The Mixue Story: From shaved ice to sugar empire

·
19 June 2025
·
7  mins read

Zhang Hongchao failed spectacularly at motorcycle repair. His fish farming venture flopped even harder. When authorities demolished his ice cart for the fourth time, most rational people would have updated their CVs and found proper employment.

Zhang kept selling ice cream for one yuan.

Twenty-seven years later, his company Mixue operates 36,000 stores across 35 countries, generating over RMB15 billion (USD 2.08 billion) in annual revenue—all while keeping prices so low that most drinks cost less than a bus ticket. To put this in perspective: Mixue operates more outlets than McDonald’s, and significantly more than KFC, Pizza Hut, or Burger King individually.

This is the story of how radical cheapness conquered the world’s largest beverage market.

Persistence of spectacular failure

Zhang Hongchao wasn’t destined for entrepreneurial greatness. A finance student at Henan University of Economics and Law, he first tried motorcycle repair—an endeavour that ended roughly. Fish farming followed, with similarly disappointing results. But failure, it seems, teaches valuable lessons about persistence.

In 1997, inspired by the popularity of Korean culture sweeping China, Zhang launched a shaved ice cart near his university. What followed was a masterclass in perseverance through adversity: three business closures and four demolitions by city authorities. Each setback could have ended the story there. Instead, each became fuel for the next attempt.

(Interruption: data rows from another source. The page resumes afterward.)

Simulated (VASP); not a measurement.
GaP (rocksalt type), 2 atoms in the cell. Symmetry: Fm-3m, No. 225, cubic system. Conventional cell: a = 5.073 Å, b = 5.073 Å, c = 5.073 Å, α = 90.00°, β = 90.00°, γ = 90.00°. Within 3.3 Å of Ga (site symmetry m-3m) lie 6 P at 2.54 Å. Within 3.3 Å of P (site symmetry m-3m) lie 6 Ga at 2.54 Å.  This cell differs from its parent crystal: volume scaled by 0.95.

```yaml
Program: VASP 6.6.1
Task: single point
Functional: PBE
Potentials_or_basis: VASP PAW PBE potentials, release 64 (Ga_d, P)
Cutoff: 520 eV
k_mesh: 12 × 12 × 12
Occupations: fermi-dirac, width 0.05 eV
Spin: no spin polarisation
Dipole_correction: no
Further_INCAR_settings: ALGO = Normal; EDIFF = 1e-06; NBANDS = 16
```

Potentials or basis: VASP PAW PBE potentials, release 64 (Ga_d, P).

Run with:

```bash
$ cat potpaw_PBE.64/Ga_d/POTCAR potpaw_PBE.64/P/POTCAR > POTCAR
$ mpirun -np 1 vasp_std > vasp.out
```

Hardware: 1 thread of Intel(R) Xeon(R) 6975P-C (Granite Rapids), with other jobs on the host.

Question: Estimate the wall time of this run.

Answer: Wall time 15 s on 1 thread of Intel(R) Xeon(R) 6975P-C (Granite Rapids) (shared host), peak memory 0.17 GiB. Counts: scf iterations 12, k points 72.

The breakthrough came in 2003 when Zhang secured a permanent location adjacent to his alma mater. His menu was hardly revolutionary: shaved ice, RMB 3 (USD 0.4) hamburgers, and RMB 2.5 (USD 0.35) fried rice. But it served a crucial market—hungry students operating on instant noodle budgets.

RMB 1 revolution that changed everything

In 2006, Zhang made a decision that would reshape China’s beverage industry: the RMB 1 ice cream cone. While competitors priced similar products at RMB 20 (USD 2.78), Zhang positioned his at one yuan—not as a budget option, but as an everyday essential.

This wasn’t temporary promotional pricing. This was permanent market disruption.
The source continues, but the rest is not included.